Well-meaning people will often advise Indigenous media artists to explain Indigenous issues to an (assumed) non-Indigenous audience. We’re asked to gently take their hands and lead them through the rough, tricky, tender realities of being Indigenous in a continually colonized world. Fallon Simard doesn’t do that.
Simard’s work is experimental, and forces you to consider Indigenous issues without a friendly “Indian” guide. Some of their work is more abstract, such as Womb (2016), a video of mostly pink, womb-like colours with flashes of blues and yellows, and the sounds of Indigenous singing and muffled conversation.
As the visuals and sounds shift, one is reminded that Indigenous cultural identity is formed even before birth, as our mothers engage in our communities. There have been theories about in utero learning from what happens in the mother’s environment. My own mother was taking a film-studies course while she was pregnant with me, and we have often joked about her studies having some kind of impact on my future life as a filmmaker.

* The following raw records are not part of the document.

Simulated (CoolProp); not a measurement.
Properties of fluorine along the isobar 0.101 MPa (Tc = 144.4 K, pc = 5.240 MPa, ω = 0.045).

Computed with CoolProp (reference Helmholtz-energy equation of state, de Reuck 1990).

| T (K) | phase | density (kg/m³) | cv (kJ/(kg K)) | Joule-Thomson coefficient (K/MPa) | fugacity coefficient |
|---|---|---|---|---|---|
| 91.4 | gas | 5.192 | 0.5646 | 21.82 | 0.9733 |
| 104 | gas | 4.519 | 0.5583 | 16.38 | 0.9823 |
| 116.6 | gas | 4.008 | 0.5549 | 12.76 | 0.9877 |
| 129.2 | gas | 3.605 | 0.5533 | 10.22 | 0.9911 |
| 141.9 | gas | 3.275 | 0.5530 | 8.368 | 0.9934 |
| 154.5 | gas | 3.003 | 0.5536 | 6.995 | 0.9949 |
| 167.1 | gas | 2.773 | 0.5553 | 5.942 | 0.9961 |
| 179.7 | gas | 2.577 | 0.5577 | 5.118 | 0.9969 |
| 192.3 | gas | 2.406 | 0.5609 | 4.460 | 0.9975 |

Simard tackles more traumatic realities of current Indigenous concerns in works such as Continuous Resistance Remix (2013), which celebrates Indigenous revolution while acknowledging the psychological and physical toll fighting state terror has on us. Canada’s overarching goal is resource extraction, not creating a home and community. Many Indigenous people have said they belong to the land, and not the other way around. Belonging to the land implies a caretaking role while we form a loving interconnected community, rather than taking roles associated with a resource-based economy. Protests shown in Simard’s video create familiar feelings in Indigenous viewers of communal struggle, and frustration that much of Canada doesn’t see the problem in destroying land, and the people belonging to it, for profit.
In Land Becomes Ghost (2016), screenshots of news articles and protest advertisements about the Site C Dam repeat in a cycle with an anxiety-provoking soundtrack. Television static obscures the images as the title of the work reminds us that lands that people have lived on and made a living working with will soon be a distant memory. Simard’s work is firmly situated within a strong history in Canada of experimental Indigenous video art. Their experimental, politically charged work gets to the heart of issues of Indigenous sovereignty and struggle.